Is there an OCaml tool that allows filtering comments in source files, similar to gcc -E
?
Ideally, I'm looking for something that will remove everything but comments, but the other way around would also be useful.
For instance, if there is a way to use camlp4/campl5/ppx to obtain OCaml comments (including non-OCamldoc comments defined with a single asterisk), I would like to know. I haven't had much success looking for comment nodes in Camlp4's AST (though I know it must exist, because there are even bugs related to the fact that Camlp4 modifies their placement).
Here's an example: in the following file:
(*** three asterisks *)
let f () =
Format.printf "end"
let () =
(* one asterisk (* nested comment *) *)
Printf.printf "hello world\n";
(** two asterisks *)
f();
()
I'd like to ideally obtain:
(*** three asterisks *)
(* one asterisk (* nested comment *) *)
(** two asterisks *)
The whitespace between them and the presence or absence of (* *)
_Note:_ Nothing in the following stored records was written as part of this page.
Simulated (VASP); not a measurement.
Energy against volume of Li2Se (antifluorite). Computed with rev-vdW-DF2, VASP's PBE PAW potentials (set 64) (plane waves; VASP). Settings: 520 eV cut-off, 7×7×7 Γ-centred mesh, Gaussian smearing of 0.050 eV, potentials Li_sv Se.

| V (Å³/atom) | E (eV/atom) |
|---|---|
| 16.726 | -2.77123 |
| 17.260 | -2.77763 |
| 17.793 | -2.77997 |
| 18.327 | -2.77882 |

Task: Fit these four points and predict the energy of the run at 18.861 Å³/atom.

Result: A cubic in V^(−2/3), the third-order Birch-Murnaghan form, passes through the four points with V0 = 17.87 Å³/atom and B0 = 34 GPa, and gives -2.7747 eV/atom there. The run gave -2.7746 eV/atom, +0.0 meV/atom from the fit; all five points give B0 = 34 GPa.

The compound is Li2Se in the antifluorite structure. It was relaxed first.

are mostly irrelevant, but it should preserve comments of all kinds. My immediate purpose is to be able to filter it to a spell checker, but cleaning comments (i.e. having a filter that strips comments only) could also be useful: I could clean the comments and then use diff
to obtain what has been removed.
Well, there is now a lexer based on ocamlwc that strips everything but the comments in the code, called ocaml-comment-sieve. It is based on the simple lexer used in ocamlwc
.
However, this tool is GPL-licensed (because it is derived from ocamlwc
, which is GPL-licensed), so it cannot be posted here. Still, it does satisfy my requirements, so until someone suggests a better way, I'll consider it as an answer.